How does a liberal Jewish institution stay faithful to its mission without declaring war on those who would subvert its purpose?

That’s the challenge that Camp Ramah—the Conservative movement of Judaism’s summer camping arm—is facing this summer after several of its counselors took part in a seminar organized by the anti-Zionist IfNotNow group. IfNotNow’s purpose was to leverage the willingness of some of the young people involved to educate campers about the evils of Israel’s “occupation” of lands into a game-changing shift that would potentially transform one of America’s most cherished Zionist education venues into a hotbed of anti-Israel agitation.

But the real issue isn’t so much Ramah’s faulty crisis-management skills as the way this controversy has exposed the vulnerability of Jewish institutions that have long upheld the values of both liberal Judaism and Zionism at a time when both are under assault.

The camps are seeking to preserve their Zionist character at a time when many on the Jewish left are abandoning Israel. The tragedy here is not just that IfNotNow’s ultimate purpose is to undermine Ramah’s standing as one of the most effective Zionist educational outlets in the United States, but that some of its right-wing critics seem to be just as indifferent to the necessity of preserving the camp’s uniquely successful blend of Hebrew, Zionism and Judaism.

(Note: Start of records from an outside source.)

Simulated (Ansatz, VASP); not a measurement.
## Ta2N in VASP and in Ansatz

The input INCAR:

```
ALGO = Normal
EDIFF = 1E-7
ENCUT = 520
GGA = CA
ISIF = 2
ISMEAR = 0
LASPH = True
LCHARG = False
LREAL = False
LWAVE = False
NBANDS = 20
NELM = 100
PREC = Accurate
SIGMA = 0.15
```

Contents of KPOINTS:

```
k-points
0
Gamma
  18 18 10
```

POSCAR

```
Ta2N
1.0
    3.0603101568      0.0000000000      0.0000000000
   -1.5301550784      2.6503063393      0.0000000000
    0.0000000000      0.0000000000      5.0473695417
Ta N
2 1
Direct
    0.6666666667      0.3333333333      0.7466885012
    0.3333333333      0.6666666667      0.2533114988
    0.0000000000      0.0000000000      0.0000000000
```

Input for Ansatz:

The Conservative movement that gave birth to Ramah has been in crisis for decades. A generation ago, as many as 40 percent of affiliated Jews identified with Conservative Judaism, but the most recent American Jewish Committee survey of American Jews shows that only 14 percent do so now. The movement’s blend of religious law and modernity has been too strict to maintain its status as the home for most non-Orthodox Jews when so many now prefer to be unaffiliated or part of streams that accept intermarriage and less stringent standards of religious observance.

But even as Conservative synagogues have been hemorrhaging members, Camp Ramah has remained a success story. A system of 10 overnight and five day camps in the United States, as well as four Israeli facilities, Ramah has a devoted following of campers and alumni. Whereas many other liberal Jewish institutions have failed to maintain their standards, Ramah camps remain strongholds of Hebrew education and a love for Israel as they provide Jewish kids with a fun religious experience along with normal summer activities.

That’s why the efforts of IfNotNow are so insidious. Ramah, along with other Jewish and Zionist camps, remain a bulwark of pro-Israel activism in a country where the prevailing culture has little sympathy for parochial, religious and nationalist ideas. Yet unlike Orthodox institutions, Ramah is tasked with the problem of servicing a population that is likely to identify as politically liberal—and therefore likely to be critical of Israel government policies—as well as swimming in a largely secular sea for the rest of the year.

That explains why Ramah’s leadership was willing to meet with counselors who support IfNotNow. But they have learned that the problem with venerating inclusion is that doing so can sometimes undermine the institution’s ability to perform its mission. While Ramah claims the counselors were told that the outside organization’s efforts to make anti-“occupation” education part of the camp’s curricula would not be accepted, those in attendance claim they were given reason to hope that their ideas would be considered.

Rabbi Mitchell Cohen, director of the National Ramah, says he told the counselors that “while liberal pro-Israel views on the conflict can be voiced and taught at camp, we do not allow any anti-Israel, anti-Semitic or anti-Zionist education at Ramah.” He now further states that Ramah will not under any circumstances partner with any group that is “not unequivocally pro-Israel.”

That’s good news. But the problem is that if counselors affiliated with IfNotNow are part of the Ramah staff, it’s going to be hard for him to keep that promise in both practice and theory. Though the camp is understandably reluctant to undertake what would be labeled a political purge, as long as people affiliated with anti-Zionist groups keep their jobs, critics will say that it is hopelessly compromised.

The stakes involved in this struggle are bigger than just the fate of these counselors. The goal can’t be to stifle all discussion of issues that divide Israelis as well as Americans. But if Ramah doesn’t stick to its Zionist principles, it will be abandoned by many of the families who entrust their children to the camp and the donors that support it. Moreover, many of those who are quick to condemn Ramah for its soft initial response to the problem don’t understand that it is an essential part of efforts to promote Zionism to the vast majority of American Jews who are not Orthodox.

Ramah and the non-Orthodox population it serves are too important to the Jewish future to be written off simply because one anti-Zionist group has made an unsuccessful attempt to subvert its program. Still, the camp’s leadership has to do more to assure its supporters that it understands the magnitude of this problem. The priority for those who care about Israel should be to preserve and protect a Jewish success story, not to score points in a political battle between right and left.